Model

We will illustrate the use of Monte Carlo integration via a simple normal-normal example where observations are iid normal, ie. \[ y_1,\ldots,y_n|\theta \sim N(\theta,1) \] and the prior information regarding \(\theta\) is \[ \theta \sim N(0,1) \]

Simulating the dataset

set.seed(23235)
n = 10 
thetatrue = 1
y = rnorm(n,thetatrue,1)
ybar = mean(y)
ybar
## [1] 1.350405

In this simple case, all computations can be done in analytical form. More precisely, it is easy to see that the sampling distribution of the sample mean \({\bar y}_n=\sum_{i=1}^n y_i\), given \(\theta\), is \[ {\bar y}_n|\theta \sim N(\theta,1/n) \] while the prior predictive of \({\bar y}_n\) is \[ {\bar y}_n \sim N\left(0,\frac{n+1}{n}\right) \] Similarly, the posterior distribution of \(\theta\) given \({\bar y}_n\) is also Gaussian: \[ \theta | {\bar y}_n \sim N\left(\frac{n}{n+1}{\bar y}_n,\frac{1}{n+1}\right) \] and the posterior predictive of \(y_{n+1}\) is \[ p(y_{n+1}|{\bar y}_n) \sim N\left(\frac{n}{n+1}{\bar y}_n,\frac{n+2}{n+1}\right) \]
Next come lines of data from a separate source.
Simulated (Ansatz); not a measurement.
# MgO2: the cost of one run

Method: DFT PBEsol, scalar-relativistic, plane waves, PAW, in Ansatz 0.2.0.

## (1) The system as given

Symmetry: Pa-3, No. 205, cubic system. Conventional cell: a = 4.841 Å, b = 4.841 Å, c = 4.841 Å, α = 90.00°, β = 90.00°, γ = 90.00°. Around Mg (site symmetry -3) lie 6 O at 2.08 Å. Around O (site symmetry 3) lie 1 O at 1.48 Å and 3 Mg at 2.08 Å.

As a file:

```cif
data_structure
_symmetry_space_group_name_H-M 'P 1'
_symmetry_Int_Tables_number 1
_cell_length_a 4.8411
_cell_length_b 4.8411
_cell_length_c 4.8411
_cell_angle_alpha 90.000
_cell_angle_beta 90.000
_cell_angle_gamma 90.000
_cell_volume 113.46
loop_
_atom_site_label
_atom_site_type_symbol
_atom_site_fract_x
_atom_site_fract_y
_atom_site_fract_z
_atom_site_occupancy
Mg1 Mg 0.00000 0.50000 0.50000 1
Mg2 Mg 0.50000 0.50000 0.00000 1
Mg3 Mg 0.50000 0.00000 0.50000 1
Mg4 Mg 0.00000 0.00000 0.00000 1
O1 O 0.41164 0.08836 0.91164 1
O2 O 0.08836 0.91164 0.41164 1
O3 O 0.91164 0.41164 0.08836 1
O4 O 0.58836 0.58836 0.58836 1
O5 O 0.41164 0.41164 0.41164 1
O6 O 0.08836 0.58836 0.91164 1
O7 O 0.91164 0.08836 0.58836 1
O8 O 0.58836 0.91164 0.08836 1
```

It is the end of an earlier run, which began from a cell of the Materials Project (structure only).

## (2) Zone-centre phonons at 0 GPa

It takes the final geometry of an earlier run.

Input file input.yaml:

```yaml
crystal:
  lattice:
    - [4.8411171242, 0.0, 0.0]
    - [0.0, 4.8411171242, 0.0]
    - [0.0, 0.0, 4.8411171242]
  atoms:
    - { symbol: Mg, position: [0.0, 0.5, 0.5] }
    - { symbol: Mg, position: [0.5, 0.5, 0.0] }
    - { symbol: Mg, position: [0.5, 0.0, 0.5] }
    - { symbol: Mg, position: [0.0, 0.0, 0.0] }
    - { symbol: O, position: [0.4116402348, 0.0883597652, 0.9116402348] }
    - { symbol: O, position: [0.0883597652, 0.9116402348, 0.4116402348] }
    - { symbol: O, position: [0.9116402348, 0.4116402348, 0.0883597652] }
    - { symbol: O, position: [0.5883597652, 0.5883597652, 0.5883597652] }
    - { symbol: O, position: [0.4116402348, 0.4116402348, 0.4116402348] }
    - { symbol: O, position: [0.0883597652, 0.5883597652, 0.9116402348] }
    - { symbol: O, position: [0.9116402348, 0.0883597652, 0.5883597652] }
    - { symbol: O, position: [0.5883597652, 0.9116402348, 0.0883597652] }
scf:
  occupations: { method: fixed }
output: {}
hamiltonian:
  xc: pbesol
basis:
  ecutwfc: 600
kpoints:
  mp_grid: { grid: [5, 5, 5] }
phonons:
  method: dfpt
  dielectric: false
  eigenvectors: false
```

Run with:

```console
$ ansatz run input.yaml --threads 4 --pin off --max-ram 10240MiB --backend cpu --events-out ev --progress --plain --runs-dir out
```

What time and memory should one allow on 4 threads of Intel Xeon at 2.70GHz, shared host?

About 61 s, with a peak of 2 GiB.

Prior predictive of \({\bar y}_n\)

par(mfrow=c(1,1))
yy = seq(-5,5,length=100)
plot(yy,dnorm(yy,0,sqrt((n+1)/n)),type="l",ylab="Density",xlab=expression(bar(y)))
legend("topleft",legend=c("Model",expression(y[i]~"|"~theta %~%N(theta,1)~i==list(1,...,n)),expression(bar(y)%~%N(0,1/n))))
legend("topright",legend=c("Prior",expression(theta %~%N(0,1))))
title(substitute(paste("Prior predictive of ",bar(y)," (n = ",n,")",sep=""),list(n=n)))
points(ybar,0,col=2,pch=16,cex=1)

Posterior of \(\theta\)

m = n/(n+1)*ybar
sd = sqrt(1/(n+1))
tt = seq(m-5*sd,m+5*sd,length=100)
plot(tt,dnorm(tt,m,sd),xlab=expression(theta),ylab="Density",type="l")
points(thetatrue,0,col=2,pch=16,cex=1)
title(expression('Posterior of ' ~ theta))

Prior and posterior predictives

m = n/(n+1)*ybar
sd = sqrt((n+2)/(n+1))
yy1 = seq(m-10*sd,m+10*sd,length=1000)
plot(yy1,dnorm(yy1,m,sd),xlab=expression(y[n+1]),ylab="Density",type="l")
lines(yy1,dnorm(yy1,0,2),col=2)
legend("topleft",legend=c(expression(Pr(y[n+1])),expression(Pr(y[n+1]~"|"~list(y[1],...,y[n])))),col=2:1,lty=1)
legend("topright",legend=substitute(paste(bar(y)==yyy),list(yyy=round(ybar,3))))